Subject-matter expert, instructional designer, trainer, learner.

These are some of the important roles in the training business. In my training activities, I have been mixing up these roles just to see what happens. My field research--and other people's research--reveals that several interesting things happen when we ask learners to pretend that they are trainers or instructional designers or subject-matter experts.

Learners as Trainers

A pithy saying suggests that an effective trainer should continue to be a learner. This principle makes a lot of sense. So does the opposite principle: An effective learner should be a trainer.

EACH TEACH is an example of a game that makes use of this powerful principle. You use this game to help learners master a step-by-step procedure such as calculating tax payments, writing a business memo, determining the price of a new product, or drawing a flowchart. Let us assume that the procedure that you are teaching involves four steps. During the first round of the game, divide learners into four groups and teach each group how to apply one of the four steps. During the second phase, reorganize the learners into teams of four members, each of whom has mastered a different step. Give each team a set of application exercises that require the use of all four steps of the procedure. Initially, the teams complete the task, with different "experts" taking care of different steps. Later, each team member is encouraged to learn the other steps from the other members. Eventually, this mutual teaching and learning process results in all learners mastering all steps of the procedure.

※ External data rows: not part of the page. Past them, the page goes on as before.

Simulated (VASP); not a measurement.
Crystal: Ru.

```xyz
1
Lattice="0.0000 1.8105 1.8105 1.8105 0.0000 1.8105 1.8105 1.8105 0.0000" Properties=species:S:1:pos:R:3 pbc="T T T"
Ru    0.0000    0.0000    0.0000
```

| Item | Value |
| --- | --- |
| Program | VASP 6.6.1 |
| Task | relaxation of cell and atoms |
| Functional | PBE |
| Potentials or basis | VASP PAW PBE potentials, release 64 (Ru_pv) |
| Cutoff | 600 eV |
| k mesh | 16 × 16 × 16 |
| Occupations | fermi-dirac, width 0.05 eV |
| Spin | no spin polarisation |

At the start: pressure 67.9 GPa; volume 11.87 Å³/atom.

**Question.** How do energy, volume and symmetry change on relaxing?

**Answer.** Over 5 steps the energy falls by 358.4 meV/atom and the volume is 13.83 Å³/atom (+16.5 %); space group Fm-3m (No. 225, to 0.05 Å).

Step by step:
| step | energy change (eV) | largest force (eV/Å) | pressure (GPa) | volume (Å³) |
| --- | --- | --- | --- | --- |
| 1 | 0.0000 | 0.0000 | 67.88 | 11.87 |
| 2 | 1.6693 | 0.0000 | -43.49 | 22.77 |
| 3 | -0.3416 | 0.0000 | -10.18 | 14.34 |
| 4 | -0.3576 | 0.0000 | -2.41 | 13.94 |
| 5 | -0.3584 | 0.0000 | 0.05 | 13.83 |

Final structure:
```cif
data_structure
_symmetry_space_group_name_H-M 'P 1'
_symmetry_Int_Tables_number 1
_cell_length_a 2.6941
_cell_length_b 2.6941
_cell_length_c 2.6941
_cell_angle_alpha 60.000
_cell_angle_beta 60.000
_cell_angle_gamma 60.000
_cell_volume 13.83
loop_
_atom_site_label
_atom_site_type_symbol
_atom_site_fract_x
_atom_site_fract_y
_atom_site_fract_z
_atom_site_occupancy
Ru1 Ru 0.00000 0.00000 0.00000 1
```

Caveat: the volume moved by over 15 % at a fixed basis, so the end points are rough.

Here's another example: You can use a game called MLT (Multi-Level Training) for helping people learn physical skills such as first-aid procedures, karate moves, yoga postures, juggling technique, or magic tricks. Begin the game by appointing four learners as "Prime Trainers"--two for the red team and the other two for the blue team. Train these Prime Trainers on the physical skill and ask them to recruit and train as many of the other learners as possible, one person at a time. When a Prime Trainer feels confident about a learner's skill level, they make him or her an "Associate Trainer" and a member of their team. The Associate Trainers continue the process by recruiting, training, and certifying more learners. The game ends when all learners are trained. At this time, the team with the most Associate Trainers wins the game.

Immense amounts of research data reveal that when learners teach others, the overall effectiveness of the training activity increases significantly. Apparently, fellow-learners speak a common language and relate to each other better. As a result, learners learn more effectively from their peers than from expert trainers. An important and intriguing side effect of peer-teaching activities is that the teachers also learn in the process of teaching others. And the more often a learner teaches others, the more comprehensive and stronger his or her mastery of the skill and knowledge becomes. Although recent research strongly establishes this fact, people have been aware of this principle for several centuries. Even the ancient Romans had a Latin expression that clearly summarized the principle: docendo discimus ("teach in order to learn").

Learners as Subject-Matter Experts

Here's another time-honored principle: Adult learners bring rich, varied, and relevant experiences with them. This principle implies that you should not treat adults as inexperienced children to be enlightened or empty containers to be filled. Instead, you should build upon adults' experiences.

Unfortunately, however, this principle is more often violated than followed. Until recently, role assignments in training have been that subject-matter experts create knowledge, instructional designers package it, trainers deliver it, and learners consume it.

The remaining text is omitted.